The time(1) command (you may need to install it -perhaps as the time
package-, it should be in /usr/bin/time
) accepts many arguments, including a format string (with -f
or --format
) which understands (among others)
%M Maximum resident set size of the process during its lifetime,
in Kbytes.
%K Average total (data+stack+text) memory use of the process, in
Kbytes.
Don't confuse the /usr/bin/time
command with the time
bash builtin. You may need to type the full file path /usr/bin/time
(to ask your shell to run the command not the builtin) or type command time
or \time
(thanks to Toby Speight & to Arrow for their comments).
So you might try (RSS being the resident set size)
/usr/bin/time -f "mem=%K RSS=%M elapsed=%E cpu.sys=%S user=%U" python script1.py
You could also try
/usr/bin/time --verbose python script1.py
You are asking:
how much RAM was used as the script was running?
and this shows a misconception from your part. Application programs running on Linux (or any modern multi-process operating system) are using virtual memory, and each process (including the python
process running your script) has its own virtual address space. A process don't run directly in physical RAM, but has its own virtual address space (and runs in it), and the kernel implements virtual memory by sophisticated demand-paging using lazy copy-on-write techniques and configures the MMU. The RAM is a physical device and resource used -and managed internally by the kernel- to implement virtual memory (read also about the page cache and about thrashing).
You may want to spend several days understanding more about operating systems. I recommend reading Operating Systems : Three Easy Pieces which is a freely downloadable book. The RAM is used by the entire operating system (not -directly- by individual processes) and the actual pages in RAM for a given process can vary during time (and could be somehow shared with other processes). Hence the RAM consumption of a given process is not well defined since it is constantly changing (you may want its average, or its peak value, etc...), and likewise for the size of its virtual address space.

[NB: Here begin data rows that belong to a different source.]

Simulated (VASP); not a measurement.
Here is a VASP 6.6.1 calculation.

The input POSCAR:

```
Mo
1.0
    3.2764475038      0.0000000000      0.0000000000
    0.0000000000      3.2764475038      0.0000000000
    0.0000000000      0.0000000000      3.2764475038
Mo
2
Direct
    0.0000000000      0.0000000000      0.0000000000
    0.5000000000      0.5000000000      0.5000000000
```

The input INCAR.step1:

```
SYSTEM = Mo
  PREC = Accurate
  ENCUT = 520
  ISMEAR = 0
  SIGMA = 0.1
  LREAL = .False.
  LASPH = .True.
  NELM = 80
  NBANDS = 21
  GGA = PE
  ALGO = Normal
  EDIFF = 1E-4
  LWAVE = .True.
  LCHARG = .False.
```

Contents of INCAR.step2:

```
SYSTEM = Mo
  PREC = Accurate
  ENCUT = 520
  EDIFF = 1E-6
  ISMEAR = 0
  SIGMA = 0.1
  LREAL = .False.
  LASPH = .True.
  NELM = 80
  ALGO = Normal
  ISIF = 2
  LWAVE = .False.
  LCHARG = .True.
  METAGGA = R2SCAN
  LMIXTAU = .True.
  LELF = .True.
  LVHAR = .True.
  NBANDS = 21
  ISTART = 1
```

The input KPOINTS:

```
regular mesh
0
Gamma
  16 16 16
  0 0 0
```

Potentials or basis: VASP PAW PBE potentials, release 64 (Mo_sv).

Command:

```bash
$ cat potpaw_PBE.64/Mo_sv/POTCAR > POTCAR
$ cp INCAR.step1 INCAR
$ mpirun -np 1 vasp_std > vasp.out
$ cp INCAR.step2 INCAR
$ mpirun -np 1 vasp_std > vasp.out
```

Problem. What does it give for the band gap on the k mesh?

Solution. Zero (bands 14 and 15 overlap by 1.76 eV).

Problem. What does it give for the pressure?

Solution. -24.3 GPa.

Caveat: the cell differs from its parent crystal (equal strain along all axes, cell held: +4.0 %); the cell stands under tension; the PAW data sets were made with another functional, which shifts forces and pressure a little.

You could also use (especially if your script runs for several seconds) the top(1) utility (perhaps in some other terminal), or ps(1) or pmap(1) -maybe using watch(1) to repeat that ps
or pmap
command. You could even use directly /proc/
(see proc(5)...)
perhaps as watch cat /proc/$(pidof python)/status
or /proc/$(pidof python)/stat
or /proc/$(pidof python)/maps
etc...
But RAM usage (by the kernel for some process) is widely varying with time for a given process (and even its virtual address space is changing, e.g. by calls to mmap(2) and munmap
used by ld-linux(8), dlopen(3), malloc(3) & free
and many other functions needed to your Python interpreter...).
You could also use strace(1) to understand the system calls done by Python for your script (so you would understand how it uses mmap
& munmap
and other syscalls(2)). You might restrict strace
with -e trace=%memory
or -e trace=memory
to get only memory (i.e. virtual address space) related system calls.
BTW, the tracemalloc Python feature could be also useful.
I guess that you only care about virtual memory, that is about virtual address space (but not about RAM), used by the Python interpreter to run your Python script. And that is changing during execution of the process. The RSS (or the maximal peak size of the virtual address space) could actually be more useful to know.